### Data Science 100 Project

# Classification: Predict a Top 10% Player Based on Characteristics

Author: Rhodelle Lavarias | 77150522

## Introduction

Background: Minecraft is an open-world sandbox game created in 2011 by the company Mojang Studio, which allows players to explore and create, either by themselves or with other players. Having a global player base of millions of people over the world, it has become one of the most recognisable and influential video games of all time. A research group led by Frank Wood in UBC's Computer Science program have created a Minecraft server to record data about players' actions and characteristics as they play on the server. The group wants to study player behaviour as running a large server comes with many challenges with resources. They must efficiently allocate limited resources such as server hardware in order to support the amount of players they have playing. Therefore, they must also target recruitment efforts towards valuable users. Here, we classify valuable users as those who play a significant amount and would accordingly contribute a high quantity of data which would benefit their efforts towards obtaining meaningful data and patterns. To support this effort, the group wants to find out through data how different types of players engage within the game.

My project will focus on addressing the second of three broad questions by the group:
We would like to know which "kinds" of players are most likely to contribute a large amount of data so that we can target those players in our recruiting efforts.

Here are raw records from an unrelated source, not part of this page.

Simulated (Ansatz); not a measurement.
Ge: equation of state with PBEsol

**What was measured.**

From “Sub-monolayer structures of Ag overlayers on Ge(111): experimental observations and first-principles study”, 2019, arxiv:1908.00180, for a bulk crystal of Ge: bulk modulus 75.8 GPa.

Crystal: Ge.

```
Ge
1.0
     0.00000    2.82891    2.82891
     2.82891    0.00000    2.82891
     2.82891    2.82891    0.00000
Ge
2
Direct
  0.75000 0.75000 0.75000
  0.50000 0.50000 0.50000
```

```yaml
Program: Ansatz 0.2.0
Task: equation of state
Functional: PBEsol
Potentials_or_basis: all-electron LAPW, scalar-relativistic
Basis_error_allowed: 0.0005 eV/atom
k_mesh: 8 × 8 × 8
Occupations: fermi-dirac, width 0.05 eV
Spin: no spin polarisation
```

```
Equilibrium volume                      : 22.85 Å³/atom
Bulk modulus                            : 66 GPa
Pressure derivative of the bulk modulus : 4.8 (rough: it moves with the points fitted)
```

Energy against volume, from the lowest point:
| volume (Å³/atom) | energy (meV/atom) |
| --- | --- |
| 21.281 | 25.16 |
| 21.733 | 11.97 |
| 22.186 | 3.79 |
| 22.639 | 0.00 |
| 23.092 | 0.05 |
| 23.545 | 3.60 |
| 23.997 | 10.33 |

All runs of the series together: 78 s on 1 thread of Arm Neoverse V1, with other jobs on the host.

To explore this topic, I aim to categorize the top 10% of players based on how many hours they have played and build a classification model to predict whether a player belongs to the top 10% based on demographic and experience data. This could help find patterns in characteristics of players who engage the most and allow the group to accordingly aim their outreach effort towards the right direction.

## Research Question

The question I will investigate is:

**Can we predict whether a player is in the top 10% of total hours played based on their age, gender, and experience level?**

This question will help us to find patterns in player engagement and build a predictive model to predict played hours with k-nn classification within tidymodels.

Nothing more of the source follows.